Last Updated Dec 2011
By: TCM Editorial
By Laura Hutchinson

SO I’ve decided to take up knitting. (Quiet in the back.) I’ve had a few very stressful weeks, so a nice relaxing hobby was called for. And I’ve always been interested in sewing and knitting and crocheting and the like. And bingo, as it happens. I’m an octogenarian trapped in the body of a 27- year old, who also has the mind of a five year old. Are you still following?

So yes, knitting it is. I’ve bought the wool and needles and everything. Just think of all the money I’ll save on birthday presents and Christmas gifts. I mean, who doesn’t love a multi-coloured scarf? I’ll be knocking out dresses and cardigans by the new year. By Easter I’ll have my own little shop beside Trinity College, selling woolly jumpers to tourists. My future children will have the finest mittens and hats the world has ever known. The sky’s the limit, really.

Eager not to get too far ahead of myself (but really I can’t see any way I won’t have a multi-million quid empire on my hands in the next year or so), I took to YouTube to look up some knitting tutorials. I mean, I figured that actually learning how to knit would be an advantage. Give me an edge over my competitors, like. That’s the kind of stuff they don’t teach you in Harvard or on an episode of the Apprentice, folks.

And it was on YouTube that I found a lovely lady named Judy who has over 100 videos about knitting. Before I knew it, I was casting on and doing knit stitches and purl stitches and then alternating knit and purl stitches. It was riveting stuff altogether. By the time I was done, I had a very fetching scarf that a baby mouse would be glad of come the snow.

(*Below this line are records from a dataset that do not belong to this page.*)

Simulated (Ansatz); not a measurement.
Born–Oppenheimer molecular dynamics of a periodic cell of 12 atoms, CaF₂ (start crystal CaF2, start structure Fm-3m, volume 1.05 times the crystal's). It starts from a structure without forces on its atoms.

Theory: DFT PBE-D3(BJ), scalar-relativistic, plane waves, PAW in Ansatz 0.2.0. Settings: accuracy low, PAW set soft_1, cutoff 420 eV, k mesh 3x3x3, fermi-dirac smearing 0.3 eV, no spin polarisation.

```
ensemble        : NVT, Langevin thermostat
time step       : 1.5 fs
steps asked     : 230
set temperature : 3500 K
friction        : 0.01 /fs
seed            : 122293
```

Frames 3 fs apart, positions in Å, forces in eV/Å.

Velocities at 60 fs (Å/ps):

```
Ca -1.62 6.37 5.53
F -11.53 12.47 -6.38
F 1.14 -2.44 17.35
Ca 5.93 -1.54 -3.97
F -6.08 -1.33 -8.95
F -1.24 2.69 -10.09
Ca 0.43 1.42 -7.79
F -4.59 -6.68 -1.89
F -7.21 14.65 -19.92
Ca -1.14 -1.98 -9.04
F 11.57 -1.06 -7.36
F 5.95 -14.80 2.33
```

Eager to learn more and quickly expand my knitting empire (from midget mice to actual people), I clicked on the link for Judy’s website, where I was promised more knitting tips. What I didn’t expect was the huge headline declaring Judy to be “Hollywood knitter to the stars”. I was already excited by the knitting, so this was about to push me right over the edge. Turns out, little YouTube Judy knits things for famous people. Like, actual famous people, not just makeyuppy famous people. I’m talking Barbra Streisand famous!

And right there amongst the stars, in between Tom Hanks and Diane Keaton (if you please), was only one of the best horror films ever, Nightmare on Elm Street! My very own wool coach has only knitted one of the most famous jumpers of all time - the red and olive striped jumper that Freddy Kreuger wore in all the Nightmare films. So you can forget your six degrees of separation (or, apparently, only 4.7 degrees now, thanks to Facebook), I have a direct link to a legend! And all it took was a ball of wool and an inquiring mind.

You see, kids, knitting can be fun! Frankly, it’s the new black. And there was you thinking you were so great with your discos and your fast cars and your modern technology. Nope, knitting’s where it’s at. All the cool kids are doing it. One minute you’re unwinding a ball of yarn, the next you’re rubbing (woolly) shoulders with the stars. Forget that little shop beside Trinity, I’m going to knit a suit for the next James Bond.

So move over Judy, I’ve got the luck of the Irish in my needles and I ain’t afraid to use ‘em. First job on my list? Knitting you some little booties you can shake in.